In Atlanta, Warden Joseph Sanford made a preemptive gesture, aimed at informing the gang bosses that they should not expect special treatment while under his watch. When Phil D’Andrea feigned illness, Sanford personally entered his cell and beat the fifty-two-year-old father of three unmercifully. When word got back to the rest, they lay low, with Rosselli even earning a job as prison library clerk, where he pursued an interest in the Bible. Rosselli also maintained his liaisons with Hollywood. During his prison stay, he received hundreds of letters from friends such as talent agent Danny Winkler and actress Beatrice Ann Frank. But for the forty-five- year-old Paul Ricca, the man who by rights should have assumed Nitti’s leadership post, the ignominy was unbearable. He had paid off too many pols in his life to suffer such an outrage. But Ricca and the Outfit soon learned a valuable lesson: It was one thing to own high-placed politicians and judges, but pressure exerted by energetic scribes such as Westbrook Pegler could render all the bribes in the world moot. This epiphany caused a knee-jerk reaction in the humiliated Ricca, who instructed his lawyer that he wanted the crusading Pegler killed. Ricca was quickly disabused of this notion, however, and was counseled to go back to being “the Waiter.” The Chicago contingent settled in as best they could, but Paul Ricca never believed for a moment that he could not pull off the impossible and get sprung on the first day he was eligible for parole in three years. Were he a betting man, he could have gotten great odds, since virtually no one else believed it possible.
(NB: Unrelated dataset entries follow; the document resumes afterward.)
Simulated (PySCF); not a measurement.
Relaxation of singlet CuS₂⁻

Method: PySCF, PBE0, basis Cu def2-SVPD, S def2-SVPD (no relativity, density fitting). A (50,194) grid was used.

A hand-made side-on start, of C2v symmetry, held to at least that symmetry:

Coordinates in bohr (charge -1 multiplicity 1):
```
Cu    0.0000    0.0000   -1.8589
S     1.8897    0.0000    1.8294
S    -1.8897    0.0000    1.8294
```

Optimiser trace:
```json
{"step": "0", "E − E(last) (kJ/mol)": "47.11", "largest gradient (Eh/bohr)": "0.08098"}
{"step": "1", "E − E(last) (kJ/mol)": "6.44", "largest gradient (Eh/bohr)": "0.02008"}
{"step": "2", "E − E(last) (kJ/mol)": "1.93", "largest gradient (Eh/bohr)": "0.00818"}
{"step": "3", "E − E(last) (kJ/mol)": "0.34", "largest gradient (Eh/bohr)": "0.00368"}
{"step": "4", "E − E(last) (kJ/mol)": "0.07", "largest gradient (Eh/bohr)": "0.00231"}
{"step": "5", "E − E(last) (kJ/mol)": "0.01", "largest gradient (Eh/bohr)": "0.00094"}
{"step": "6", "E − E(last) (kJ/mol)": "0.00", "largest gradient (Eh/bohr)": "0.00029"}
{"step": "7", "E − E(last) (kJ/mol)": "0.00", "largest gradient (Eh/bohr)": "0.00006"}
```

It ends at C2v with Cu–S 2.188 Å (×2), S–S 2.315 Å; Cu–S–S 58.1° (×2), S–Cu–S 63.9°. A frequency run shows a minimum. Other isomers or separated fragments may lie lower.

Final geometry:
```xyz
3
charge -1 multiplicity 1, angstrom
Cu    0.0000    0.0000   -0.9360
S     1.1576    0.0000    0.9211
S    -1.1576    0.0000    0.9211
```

In Chicago, enough of the brain trust survived to keep the enterprise not only afloat, but prosperous. With the Welshman Curly Humphreys as consigliere, the baton of leadership passed from the deceased Frank Nitti, leapfrogging over the imprisoned Paul Ricca, directly into the hands of Joe Accardo. Reenergized by the input from a recently sprung, tough-as-nails wheelman named Mooney Giancana, the Accardo regime would go on to achieve prosperity unmatched in America’s criminal history.

1
. It is believed that the first gangland use of the Fifth Amendment shield was devised by attorneys for legendary New York bootleg kingpin Arnold Rothstein.

2
. Among those pinched in related inquiries were Tom Mix ($100,000), Marion Davies ($1 million, which publisher W. Randolph Hearst paid off), and Charlie Chaplin ($1 million). Chaplin eventually left the country to avoid paying the balance of his penalty.

3
. When he was a congressman from the Bluegrass State in the 1920s, Barkley had fought hard against the political influence of the upperworld’s Kentucky Jockey Club, which by virtue of its agenda to monopolize horse betting was also a natural enemy of Korshak and the Outfit’s.

4
. When Torrio had devised the national Commission in New York, he had had Lansky bring Korshak aboard to oversee the New Yorkers’ Western business interests.

5
. In 26, an attractive girl holds a cup of ten dice at a three-foot-square board. For a quarter, a customer gets a roll; if he gets 26, he wins a drink (legal). Many clubs had a backroom version where bettors played for money (illegal). According to Chicago Code 191, Section 1, “All gambling is illegal.”

6
. Bulger also held the position of chief of the West Side Park District until his death decades later.

8.

The Outfit:
Back from the Brink

J
oe Accardo’s reign commenced without missing a beat. Despite the temporary loss of such key players as Ricca, Campagna, and Rosselli, the tenacious Outfit licked its wounds and moved forward at full speed. At this time, the gang was meeting regularly in a backroom of the Morrison Hotel, Capone’s old haunt, on Madison Street in the heart of the Loop, using the phone in the hotel barbershop to receive cryptic messages. During one of their confabs, they were approached by a recently released ex-con from the slum area known as the Patch. This wiry, ill-mannered roughneck had owed the G some time for illegal alcohol manufacturing. Although his personal style conflicted with the corporate-like sophistication of Accardo, Ricca, and Humphreys, what he had to say blinded the dapper bosses to the man’s total lack of refinement. While “in school,” the hood had learned of a lucrative scam, called policy, that he believed might be of interest to the Outfit. The man who was championing it, and who would go on to dramatically affect the Outfit’s future, was known in his environs as Mooney.

Mooney’s Story

The pitchman was born, according to the Bureau of Vital Statistics, Gilormo Giangona on May 24, 1908, in Chicago. However, baptismal records disclose that he entered the world as Momo Salvatore Giancana on June 15 of that year. In any event, his name somehow transmogrified into Salvatore “Sam” Giancana. Sam’s parents, Antonino and Antonia, or Lena, had arrived in America from Sicily in 1905, at the ages of twenty-four and nineteen respectively. As a youth, Sam frequented the streets of the Chicago ghetto known as the Patch, which the Italian immigrant community had transformed into a replica of the Old Country: Street vendors, such as Antonino, sold fruit in the open-air marketplace, while wine and song flowed in countless clusters of friendly gatherings. Outsiders came to refer to the Patch as the Spaghetti Belt.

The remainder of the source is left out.